Dealing with online reviews is part of your regular marketing and online management strategy. Of course you always want them to be positive and glowing, but a negative review may pop up from time to time. Maybe the kitchen had a bad night, or you had to deal with a picky and unreasonable patron. After a while, too many negative reviews can end up pushing you over the edge of sanity and reason.
Just ask Amy and Samy Bouzaglo, owners of Amy’s Baking Company in Scottsdale, Arizona.
The couple’s restaurant was featured on a recent episode of “Kitchen Nightmares”, a reality television show where Chef Gordon Ramsay visits troubled restaurants and helps rehabilitate them with a full restaurant makeover, including new entrées and appliances.
In the Bouzaglo’s case, they just needed a new attitude. Check out the video of the episode (fast-forward to the final confrontation with Ramsay at 32:47) and if you think that’s bad it gets worse.
Once the episode aired, disgruntled diners went to the restaurant’s Facebook, Yelp and Foursquare pages to complain about their behavior and give their opinions, and the owners retaliated. Here are just a few of the all-caps replies they made on their Facebook page:
And these were the nicer replies!
These wall posts eventually spread to Tumblr and Reddit, and the amount of negative reviews and attention snowballed. Buzzfeed called it “the most epic brand meltdown on Facebook ever”.

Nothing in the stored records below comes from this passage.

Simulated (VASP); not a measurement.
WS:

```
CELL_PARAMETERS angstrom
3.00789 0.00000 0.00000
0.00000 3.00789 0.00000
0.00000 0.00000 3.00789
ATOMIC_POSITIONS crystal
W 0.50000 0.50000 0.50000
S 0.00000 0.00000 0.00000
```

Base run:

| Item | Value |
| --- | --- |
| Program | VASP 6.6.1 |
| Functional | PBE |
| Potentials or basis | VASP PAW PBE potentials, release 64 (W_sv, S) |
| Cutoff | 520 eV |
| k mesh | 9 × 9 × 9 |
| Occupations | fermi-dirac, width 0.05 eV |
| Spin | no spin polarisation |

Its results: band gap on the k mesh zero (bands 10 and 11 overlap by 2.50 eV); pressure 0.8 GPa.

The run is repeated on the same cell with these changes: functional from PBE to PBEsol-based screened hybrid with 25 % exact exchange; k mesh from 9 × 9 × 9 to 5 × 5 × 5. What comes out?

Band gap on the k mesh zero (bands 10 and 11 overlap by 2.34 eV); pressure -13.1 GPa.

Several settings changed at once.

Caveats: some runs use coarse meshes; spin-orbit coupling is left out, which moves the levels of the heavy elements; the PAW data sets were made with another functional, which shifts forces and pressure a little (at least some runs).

Now we’ve talked before about how to deal with complaints and also given some easy steps to fix negative online reviews, but in case you need a straightforward reminder, this is precisely how you should NOT handle a bad review online.
The Bouzaglos have since deleted the litany of posts they’ve made from their Facebook page, claimed that their page was hacked, and have even gotten both local law enforcement and the FBI involved. Now they have retained the service of a PR firm for damage control, and released a press release on Facebook announcing their grand re-opening following their “Kitchen Nightmares” appearance.
This type of online outburst is hardly a new phenomenon. Some restaurant owners actually make a reputation from it!
Take for instance Ron Eyester, chef and owner of Rosebud and The Family Dog in Atlanta, GA. Eyester, also known as @theangrychef on Twitter, had a Twitter tussle recently with Eli Zandman, a blogger who covers Atlanta’s retail, restaurant and hotel scene.
Eyester’s known for his caustic alter-ego of the “Angry Chef” as much as he’s known for his creative spin on farm-to-table cuisine, so he’s no stranger to stirring the pot when it comes to responding to patrons. From CNN:
Most of you who decided to comment have no idea who I am. “The Angry Chef” is simply an alter-ego to the guy who volunteers at local schools, serves on the board of a local farmer’s market, donates meals to firemen on Thanksgiving, is extremely active within his community and very much enjoys working in his restaurant, serving his guests and fostering a spirited atmosphere for a great neighborhood.
That being said, I am not denying the fact that I enjoy venting as the “Angry Chef.” I don’t stomp around the dining room, curse at guests, take their plates from them and kick them out the restaurant. But I can’t help that I witness frequent absurdities.
Considering the fact that diners have countless forums to express their opinions regarding their dining experiences (Yelp, Citysearch and OpenTable), why can I not be afforded an opportunity to share my thoughts with an online community?
Other restaurateurs take negative reviews to an extreme place, like Ottawa restaurateur Marisol Simoes. Simoes, owner of Kinki and Mambo Nuevo Latino, took her retaliation to a negative review to a completely obscene level by impersonating the reviewer in a two-and-a-half online smear campaign. From The Huffington Post:
In the 2009 review that drew of the ire of Simoes, the diner, Elayna Katz, criticized the restaurant for slow service and for serving a pasta dish that contained olives after she asked for it without.
“It’s slightly ironic that the one thing [Simoes] was trying to avoid was the one thing that came out of all of this,” Katz told the Ottawa Citizen, referring to how much media attention the trial has attracted, compared to that of the original reviews. Katz added that she would probably rethink her decision to post the reviews if she had to do it again.
“I hope this is used as an example to people so that they recognize how severe the Internet can be,” Katz added. “It can be used as a weapon.”
Simoes later said she felt victimized after the bad reviews were posted. She was sentenced to 90 days in jail for online libel, but only served about a week of her sentence before being released on bail.
Some restaurant owners take their negative feedback and find a way to turn it into a positive thing. Craft & Commerce, a San Diego gastropub, takes their bad reviews and plays them as audio readings in their bathrooms. Longman & Eagle, a revered Chicago institution, took one of their worst Yelp reviews and turned it into a promotional postcard for their restaurant. These two tactics have helped these restaurants own their bad reviews while poking a little fun at themselves in the process.
Managing your online reputation is very important for restaurant owners. One of the best things you can do when confronted with a negative review is to not take it personally. Assess the situation, reply tactfully, and use that information to improve.